The Grab - 1

I was remarking to a couple of health care professionals that there is no drama in my life right now. Having dealt with high drama most of my life, starting at age 2, although a welcome relief, this is quite foreign and sometimes feels a tad like my life has come to a standstill. There is no person now in my immediate circle who consciously or unconsciously projects his or her jealousies, resentments, rage or unresolved wounding from trauma and childhood experiences onto me, thereby, impacting sense of self and thwarting my rise.

This is very good! And then, on a recent Friday afternoon as I was happily out and about downtown, celebrating the warmth of the sun after so much rain, I unexpectedly got a call from someone I used to be in relationship with. Struck with “The Grab”, I let it go to voicemail. Same for the 2nd call immediately after. I knew that any interaction with this person was a trigger, thus, I had to take time to appropriately prepare myself. Realizing I wanted to avoid the effort and maintain my happy mood, I proceeded to go into a store. Right as my shoe salesman started walking to the stockroom, I heard the ping, looked down at the follow-up text and, inadvertently, perused the message accusing me of violating a financial agreement.

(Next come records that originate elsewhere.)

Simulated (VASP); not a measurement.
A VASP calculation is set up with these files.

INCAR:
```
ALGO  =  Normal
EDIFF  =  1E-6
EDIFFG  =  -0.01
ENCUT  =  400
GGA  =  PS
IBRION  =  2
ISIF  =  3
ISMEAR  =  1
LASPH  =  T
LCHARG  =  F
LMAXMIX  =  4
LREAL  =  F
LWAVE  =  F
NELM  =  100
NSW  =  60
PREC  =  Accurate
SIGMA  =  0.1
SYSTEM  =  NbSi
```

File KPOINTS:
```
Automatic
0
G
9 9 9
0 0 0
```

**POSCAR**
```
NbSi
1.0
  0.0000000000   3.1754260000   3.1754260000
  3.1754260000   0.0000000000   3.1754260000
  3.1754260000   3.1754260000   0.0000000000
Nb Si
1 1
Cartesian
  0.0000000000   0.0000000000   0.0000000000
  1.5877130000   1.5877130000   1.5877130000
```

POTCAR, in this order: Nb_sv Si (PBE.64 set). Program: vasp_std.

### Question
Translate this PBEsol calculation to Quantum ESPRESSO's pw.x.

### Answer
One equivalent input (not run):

It was like someone slugged me in the stomach. I lost my breath immediately, felt tension in my brain, confusion and fear. Major upset for sure! However, the difference this time was being mindful of what was happening in my body and where the attention was going. Yes, stoppage of breath, followed by thoughts that I was bad, that I did something wrong and that there would be consequences. I knew this was all too familiar behavior with conditioned tendencies from years of tangling and wrangling with key players and being on the defense. I noticed how quickly I could feel like shit and the day turn into darkness. And, I did nothing wrong! He falsely accused me and later recanted with a quasi apology.

Most definitely, this episode took the wind out of my sails and a couple of days to fully recover and realize, once again, that I am courageous, and all the work and “grist for the mill” I’ve experienced in setting myself free have been worth it. With continued, evolving mindfulness, I am free to be and do whatever I want.

And, I do hope that one day I will not longer feel the stretch of a bungee cord to the past.